I have a sad story to tell. It’s of an Integra lost – obliterated on 56th Street at the hands of an uninsured female motorist. My tale begins on a beautiful summer afternoon in June 2005. A friend and I were on our way to a party at Clearwater Beach. I had just pulled out of my apartment complex en-route to Fowler Avenue when, out of nowhere, came a white ball of speed and aggression. The little bubble-shaped vehicle hit my beloved car in the front, spun it around and hit it again, knocking it into a ditch. Luckily, all individuals involved were fine, but sadly, my silver bullet was laid to rest.

Those who know me best know of the love I had for my car. That’s why within two weeks of the accident, I scoured the state in search of another just like it, and eventually found one at a dealership in Jacksonville. Maybe this seems excessive, but in my head it made sense.

With gender roles changing every day, I find it funny to hear guys tell me how impressed they are that I drive a five-speed. I suppose I don’t fit into the stereotypical “car-dumb” woman role most men think of when they associate cars and women, but as far as I’m concerned, I’m not out of the norm.

In the same respect, most men I know don’t fit into the stereotypical “blood, sweat and oil” role that seemed more prevalent in the 1950s.

I know how to change my own oil and tires. I also know the difference between a short ram and a cold air intake. And although I don’t choose to do these tasks on my own every time, it’s an assurance just knowing that I have the ability to do them.

In this day and age, it seems absurd to think that a woman has “no business being on the road,” but unfortunately I hear that all the time.

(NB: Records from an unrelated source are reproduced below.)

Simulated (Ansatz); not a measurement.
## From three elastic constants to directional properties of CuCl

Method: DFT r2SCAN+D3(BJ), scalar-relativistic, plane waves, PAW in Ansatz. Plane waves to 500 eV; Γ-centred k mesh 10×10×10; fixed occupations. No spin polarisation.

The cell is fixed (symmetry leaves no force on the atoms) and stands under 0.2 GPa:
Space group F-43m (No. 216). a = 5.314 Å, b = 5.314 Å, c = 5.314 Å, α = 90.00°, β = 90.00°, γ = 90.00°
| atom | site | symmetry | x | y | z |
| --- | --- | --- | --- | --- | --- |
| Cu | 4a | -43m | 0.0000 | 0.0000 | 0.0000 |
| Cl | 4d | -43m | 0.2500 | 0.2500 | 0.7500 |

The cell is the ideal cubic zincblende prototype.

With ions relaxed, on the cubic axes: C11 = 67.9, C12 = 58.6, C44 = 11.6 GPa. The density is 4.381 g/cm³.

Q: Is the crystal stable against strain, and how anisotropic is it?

I love seeing women driving big trucks, fast cars and anything else that shows they have pride in their vehicles, and the same goes for men. If a guy wants to drive a Volkswagen Beetle, a Mazda Miata or any other stereotypical “chick car” why should he be the subject of ridicule? My point simply is this: Stereotypes cannot be applied to cars and their respective drivers – people are as different as the vehicles they drive.